One of the main concerns in the quest to apply electronic ID technology to the livestock industry is the bottleneck at point of sale. Can we find systems to scan cattle rapidly and accurately as they move through a sale yard, for example?

Enter research into high-frequency tags currently exchanging signals at 916 kH.

North Dakota State University's Dickinson Research Extension Center (DREC) has been leading the research into high-frequency ID technology. DREC has begun a multi-partner demonstration project to find the best hardware structure and tag composition. Speed and accuracy are critical, says Mick Riesinger, DREC livestock biosecurity specialist.
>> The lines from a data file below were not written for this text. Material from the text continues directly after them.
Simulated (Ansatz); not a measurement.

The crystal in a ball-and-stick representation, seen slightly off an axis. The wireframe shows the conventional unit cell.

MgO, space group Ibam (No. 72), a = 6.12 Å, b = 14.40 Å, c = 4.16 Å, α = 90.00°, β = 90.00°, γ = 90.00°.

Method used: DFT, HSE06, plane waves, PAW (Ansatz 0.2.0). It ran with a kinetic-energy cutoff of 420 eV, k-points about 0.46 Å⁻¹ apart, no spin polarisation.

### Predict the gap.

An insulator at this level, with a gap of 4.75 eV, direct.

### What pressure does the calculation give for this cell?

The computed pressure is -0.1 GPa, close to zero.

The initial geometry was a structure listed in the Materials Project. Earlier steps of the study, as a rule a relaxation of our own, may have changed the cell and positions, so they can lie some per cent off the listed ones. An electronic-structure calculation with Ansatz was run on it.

The CalfAid team placed high-frequency eartags in cattle and collected data as the cattle were run individually and in a group through corrals. Two sets of high-frequency readers were installed.

Test results revealed an accuracy of 94% with only one bank of readers activated. With two banks activated, the read rate was 99.9% accurate. The read distance was from 6-22 ft. in initial high-frequency tests. Since then the researchers have expanded the read distance to 30 ft., recording a 99.9% accuracy rate.

“The eartags need to be relatively small, which is a challenge,” Riesinger says. “And, we have to be concerned about moisture, which is an enemy of this technology.” He says the research will look at different operating “speeds.”

“Our goal is to operate at 2.4 gigahertz, which is wireless technology, the same speed as cordless telephones,” Riesinger explains. “We could move up to 5.2 or 5.7 gigahertz.”

The next step is to work with ear tag companies that can handle a high-frequency tag.

“We're working on attaching a high-frequency antenna to a tag that's only been used for low frequency,” Riesinger adds. The DREC group will also test high-frequency systems capable of reading both high- and low-frequency tags.